TROUT CREEK – Council plans to go all the way in kiboshing unnecessary source water protection policies.
“(Council) will not stop until someone can prove to us that Trout Creek is an area at risk or Trout Creek is removed from being identified as a significant risk under the Source Water Policy,” said Mayor Peter McIsaac.
In an interview following a recent public meeting, McIsaac noted the Municipality of Powassan understands the need for the protection of source water, however, he said Trout Creek should not be singled out – especially when there is no evidence to back up the designation.
Due to changes in Ontario’s Building Code put into effect last year, 242 septic systems located in Trout Creek are subject to mandatory re-inspection, as they have been designated as significant threats to source drinking water.

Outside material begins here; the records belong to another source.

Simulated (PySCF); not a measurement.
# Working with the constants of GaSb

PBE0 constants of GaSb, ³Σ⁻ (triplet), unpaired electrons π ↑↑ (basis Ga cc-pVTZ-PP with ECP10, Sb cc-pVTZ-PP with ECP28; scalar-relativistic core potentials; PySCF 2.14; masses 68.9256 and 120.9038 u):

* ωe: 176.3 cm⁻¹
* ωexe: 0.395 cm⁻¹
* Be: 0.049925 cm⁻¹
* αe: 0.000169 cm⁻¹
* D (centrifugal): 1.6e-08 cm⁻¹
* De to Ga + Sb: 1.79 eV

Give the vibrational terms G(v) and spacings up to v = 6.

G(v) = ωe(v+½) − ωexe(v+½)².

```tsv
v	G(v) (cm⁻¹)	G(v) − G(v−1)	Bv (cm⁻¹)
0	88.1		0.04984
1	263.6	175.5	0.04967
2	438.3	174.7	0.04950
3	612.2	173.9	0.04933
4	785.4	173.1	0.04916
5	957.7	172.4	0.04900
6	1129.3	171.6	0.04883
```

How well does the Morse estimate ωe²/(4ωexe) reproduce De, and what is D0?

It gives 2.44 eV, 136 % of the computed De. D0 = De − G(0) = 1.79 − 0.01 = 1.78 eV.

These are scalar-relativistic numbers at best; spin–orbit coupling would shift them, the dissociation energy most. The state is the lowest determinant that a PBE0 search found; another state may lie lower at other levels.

“We have a community that had their individual household wells converted from dug to drilled in the early 80s through a provincial program to avoid the risks that the Source Water Protection committee is suggesting exist,” he said. “These changes will result in additional septic installation costs for phosphate and tertiary removal and the requirement to inspect septic systems in Trout Creek every five years…. This is not what the Municipality of Powassan was told they were getting into in 2008 when the council of the day agreed to do a well cluster study.”
McIsaac held a meeting on March 14 at the Trout Creek seniors centre to discuss the implications of the Source Water Protection committee’s draft policy on those properties indicated as significant threats, specifically those included in Trout Creek’s well cluster.
“The meeting had a very good turnout with over 70 people taking the time to come out and listen to my presentation,” said McIsaac. “There was a very good question and answer session for almost an hour. The biggest concern is the lack information coming from both the municipality and the SWP committee.”
McIsaac said council is in the initial stages of developing a policy, as well as dialogue with the province. He said council has also submitted a response to the Source Water Protection committee’s draft policy within the requested ten-day deadline.
“Hopefully council will be able to reverse the decision to include Trout Creek in the policy,” he said. “Simply put, the criteria used to identify an area as a significant risk for source water protection, do not exist in Trout Creek. It will be very difficult for anyone to justify this designation.”
McIsaac said he and Coun. Gerry Giesler are in the process of setting up a meeting with the North Bay-Mattawa Conservation Authority to further discuss the draft policy and its implications.
“After this (meeting) we will be attempting to meet with the Minister of the Environment,” he added.
During the recent Ontario Good Roads Association meeting, members of council were given the opportunity to speak to the Minister of Municipal Affairs and Housing regarding the changes to the building code. Following the meeting, McIsaac said he felt optimistic of the outcome. He also noted multiple municipalities spoke to similar issues during the meeting.
He said to date he hasn’t received a response from the ministry regarding the removal of Trout Creek as a significant threat.